Despite having one of the more unique titles in the realm of Hong Kong crime movies, Love, Guns and Glass is ultimately just another Triad picture. This one revolves around Yung (Simon Yam), a dai lo who takes the fall to save the rest of his gang form jail time. While he's in the can, Yung decides that he's going to go straight once he gets out, but he find it hard to do, since his no-good wife has gambled away his fortune. Even worse, his daughter has become a pot-smoking tramp.

Things begin to brighten up once Yung meets Yeuk (Cecilia Yip), a young woman trying to get a loan so she can keep her family's business going. Yeuk has also recently left her spouse, so the two form a bond that leads to a quickie marriage. The two seem to have things going on the right path, but Yung's old blood ties won't let him go so easily.

So the plot's not going to win any awards, and frankly, the screenplay feels like it was slapped together by drunken monkeys -- the wedding scene in particular is so ridiculous that I thought the film was turning into a Stephen Chow-esque farce. The actors also seem to be sleepwalking through their performances, which probably shouldn't be surprising, since these are fairly stock roles most of the involved actors had played many times before.

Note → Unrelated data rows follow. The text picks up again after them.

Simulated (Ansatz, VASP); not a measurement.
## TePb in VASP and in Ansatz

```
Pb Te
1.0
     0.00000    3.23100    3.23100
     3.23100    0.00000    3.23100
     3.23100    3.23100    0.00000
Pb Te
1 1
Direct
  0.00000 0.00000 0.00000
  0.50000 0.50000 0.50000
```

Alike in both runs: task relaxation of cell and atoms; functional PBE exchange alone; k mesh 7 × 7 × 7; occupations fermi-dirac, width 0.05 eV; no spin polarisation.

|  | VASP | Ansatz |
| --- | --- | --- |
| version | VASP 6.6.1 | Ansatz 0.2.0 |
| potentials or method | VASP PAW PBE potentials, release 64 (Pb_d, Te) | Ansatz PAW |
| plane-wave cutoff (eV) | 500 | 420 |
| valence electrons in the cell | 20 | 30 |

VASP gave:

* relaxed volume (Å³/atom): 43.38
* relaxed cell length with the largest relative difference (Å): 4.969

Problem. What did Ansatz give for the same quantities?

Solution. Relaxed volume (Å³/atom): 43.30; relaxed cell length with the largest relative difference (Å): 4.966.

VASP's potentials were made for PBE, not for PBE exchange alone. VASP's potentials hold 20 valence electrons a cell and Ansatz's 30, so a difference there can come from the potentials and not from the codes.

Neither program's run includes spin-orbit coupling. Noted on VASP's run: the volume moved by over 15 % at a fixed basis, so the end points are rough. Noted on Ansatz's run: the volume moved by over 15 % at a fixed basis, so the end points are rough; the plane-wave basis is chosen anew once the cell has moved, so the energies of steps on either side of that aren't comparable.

But like many films of this genre, what saves Love, Guns and Glass are the action sequences. There's not a lot going on until about the last half-hour or so (probably due to the production's obvious low budget) but once the bloodshed kicks in, it's solid stuff. Helmed by veteran Phillip Kwok, there's not quite so good as to make you forget the somewhat dull proceedings, but they do make Love, Guns and Glass worthy of a viewing.

[review from www.hkfilm.net]

Reviewer Score: 5

Reviewed by: MilesC
Date: 12/09/1999

This didn't have to be a bad movie. Unfortunately it sometimes went SO overboard on the melodrama that I couldn't help but laugh. The film starts out with a lot of promise (gunfire erupts within five minutes) but eventually falls apart into a rather tedious mess that thinks it has a lot more value than it does. It's frustrating to see so much action so soon and then be forced to wait until the end for another dose of "the good stuff". Too much unintentional humor clinches this movie's mediocrity.


Reviewed by: hkcinema
Date: 12/08/1999

A kind of hyper emotional John Woo gangster-witha-heart-of-gold-homage. Simon Yam, gang boss, turns himself in to the cops in order to spare his buddies. He spends ten long years in jail during which his no good wife gambles away all his money and raises his little daughter into an ungrateful slutty teen with an attitude. When he returns to his former life. He generously loans money to a high class gal, Cecilia Yip with financial troubles. His wife and daughter leave him. In despair over the mess he has made of his life, he proposes to Cecilia hoping to start over and go straight. In spite of their different class status, the two fall for each other and make a go of her failing factory. Up to this point, the movie is great. Excellent gun-fu mixed with scenes of loyalty, betrayal and romance. But, then things start to get really messy, plot wise and blood wise. The two are beset with a series of loan shark related difficulties. At each crisis, Simon Yam decides that the best solution is to maim himself in some way. Eventually, Cecilia's life and that of her unborn child apparently hang on Yam's acting ability. His joblike plea to God for mercy is worthy of any number of golden horses BUT can his command of the Stanislovsky Method actualy raise the dead?